It might depend on what you mean by reparations. Do you mean the monitary equivalent of 40 acres and a mule guaranteed to freed people that had been enslaved? Do you mean recognition that there is a pattern of discrimination and that opportunities aren't arrived at equally for all races? There are a wide range of what people mean when they talk about reparations. How does someone teach reparations? Do you have an issue with presenting the idea that there are movements which seek reparations in a college curriculum?
You just said earlier that you want disadvantaged people to get help to lift them out of poverty. You realize that's reparations?
that strikes me as a wildly non-standard use of the term "reparations." Job assistance and job training is "help" to life people out of poverty. Job assistance and job training are not what we ordinarily consider "reparations."
Honestly property is the most common sense thing here for reparations. Given the history of of the promised farm land being systemically stolen from them for decades after Reconstruction and then combine that with redlining, The national history has caused a lot fewer black families owning property than what would occur naturally if there was no racism.
You were asked how you define reparations. Even different groups who advocate reparations talk about different forms of it. You mentioned that acknowledging reparations are sought in a college course was something with which you took issue. You are pushing a policy of ignorance.
Not at all. There is no standard for what constitutes reparations - which really is just compensation of some kind for damages inflicted in the past. All sorts of things have been thrown under the umbrella of reparations.
on edit: I disagree with the idea that there isn't at least a broadly or generally accepted conception of what's meant by the term "reparations." Your use of the term "compensation" here is somewhat more precise than how you originally framed the concept. on a second edit. I'm guessing I may be one of the few people here who has taught courses that include the subject of reparations. I have used Janna Thompson's Taking Responsibility for the Past as a textbook. Here is what she says on the question of defining and/or stipulating what is meant by the term. I think this is as good an account as any.
Not anything that I confirmed and I don't understand how you derived that from what I typed, except that you wished that it were so. All I did was ask you questions, and replied to what you answered. I have never once stated the goal of CRT. It has more than one goal. It is college level material and isn't taught in general k-12 education. All you've said is that you believe college students shouldn't learn about groups that are seeking reparations.

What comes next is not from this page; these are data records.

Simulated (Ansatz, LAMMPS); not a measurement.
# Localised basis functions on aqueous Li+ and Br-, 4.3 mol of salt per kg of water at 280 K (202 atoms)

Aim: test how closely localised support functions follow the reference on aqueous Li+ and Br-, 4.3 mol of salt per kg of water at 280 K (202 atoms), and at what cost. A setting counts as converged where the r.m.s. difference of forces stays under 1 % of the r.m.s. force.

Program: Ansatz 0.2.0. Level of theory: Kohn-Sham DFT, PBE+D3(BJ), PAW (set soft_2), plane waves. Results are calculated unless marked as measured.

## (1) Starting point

Certainly you can disagree of course. But from what I remember from a pew survey most people who support reparations see educational scholarships as the most helpful way to deliver them and cash was least. So I don't think there is any kind of "general acceptance" of what form reparations take shape as but their may be a lot in terms of perceptions based on various groups. I'd imagine conservatives see reparations as most like cash compensation given their tilt. Regardless, I don't see any issue with saying reparations should be in the form of educational support for groups disadvantaged by slavery or other forms of exploitation.
that's fine--but that was not what you originally were saying. You are now making/describing a normative argument ("should be in the form of") whereas your previous statement was broadly--and inaccurately--descriptive:
I don't see the conflict there. Certainly educational support is one (and perhaps the primary way) to lift people out of poverty.
to the extent we have public schools and publicly funded education, EVERYONE gets educational support to rise in life. That does not make EVERYONE the recipient of REPARATIONS.